I have known about std::variant
for a while but had dismissed it as not very useful (I have revised that opinion now). But I would like a second opinion on my usage to see if I can improve this.
The original class looked like this:
namespace ThorsAnvil::Serialize
{
class ParserInterface
{
public:
ParserInterface(std::istream& stream)
: input(stream)
{}
virtual ~ParserInterface() {}
virtual ParserToken getNextToken() = 0;
virtual std::string getKey() = 0;
virtual void getValue(short int&) = 0;
virtual void getValue(int&) = 0;
virtual void getValue(long int&) = 0;
virtual void getValue(long long int&) = 0;
virtual void getValue(unsigned short int&) = 0;
virtual void getValue(unsigned int&) = 0;
virtual void getValue(unsigned long int&) = 0;
virtual void getValue(unsigned long long int&)= 0;
virtual void getValue(float&) = 0;
virtual void getValue(double&) = 0;
virtual void getValue(long double&) = 0;
virtual void getValue(bool&) = 0;
virtual void getValue(std::string&) = 0;
virtual bool isValueNull() = 0;
virtual std::string getRawValue() = 0;
protected:
bool read(char* dst, std::size_t size)
{
return static_cast<bool>(input.read(dst, size));
}
bool readTo(std::string& dst, char delim)
{
return static_cast<bool>(std::getline(input, dst, delim));
}
std::size_t lastReadCount() const
{
return input.gcount();
}
std::streampos getPos()
{
return input.tellg();
}
int get()
{
return input.get();
}
int peek()
{
return input.peek();
}
void ignore(std::size_t size)
{
input.ignore(size);
}
void clear()
{
input.clear();
}
void unget()
{
input.unget();
}
bool ok() const
{
return !input.fail();
}
void setFail()
{
input.setstate(std::ios::failbit);
}
template<typename T>
bool readValue(T& value)
{
return static_cast<bool>(input >> value);
}
private:
std::istream& input;
};
}
I then have implementations for Json/Yaml/Bson that override the virtual functions to provide the actual implementation. But all these implementations use the protected methods to read from the stream.
I did some experiments and found that I this could be much more efficient with a std::string
as the underlying storage. I know I can move a std::string
into a std::stringstream
and simply use the code above, but the overhead of the string stream is very high. So I decided I wanted to modify the class to support strings directly.
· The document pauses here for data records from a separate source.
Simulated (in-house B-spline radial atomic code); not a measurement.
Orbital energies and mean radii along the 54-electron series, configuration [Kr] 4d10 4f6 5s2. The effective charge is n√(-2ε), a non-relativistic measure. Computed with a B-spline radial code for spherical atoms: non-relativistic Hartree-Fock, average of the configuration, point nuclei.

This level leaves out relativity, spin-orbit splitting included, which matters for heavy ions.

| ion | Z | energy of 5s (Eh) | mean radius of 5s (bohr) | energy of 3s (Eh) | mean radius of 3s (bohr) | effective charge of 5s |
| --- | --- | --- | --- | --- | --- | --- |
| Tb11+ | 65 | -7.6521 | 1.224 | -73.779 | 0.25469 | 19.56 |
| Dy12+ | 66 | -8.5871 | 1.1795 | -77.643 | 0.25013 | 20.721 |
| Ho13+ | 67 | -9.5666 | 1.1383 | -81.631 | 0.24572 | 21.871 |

This is where std::variant
comes in. Without changing anything (drastically) I made the input type std::variant<std::istream&, StringInput>
. Note: I had to change std::istream&
to std::istream*
as std::variant
does not support references (and I could not move the stream). Also StringInput
is a very basic wrapper around std::string_view
that simply supports the methods I need.
Thus the class I would like reviewed is:
namespace ThorsAnvil::Serialize
{
class ParserInterface
{
public:
// Added a new constructor
// So it can take a string in addition to a stream.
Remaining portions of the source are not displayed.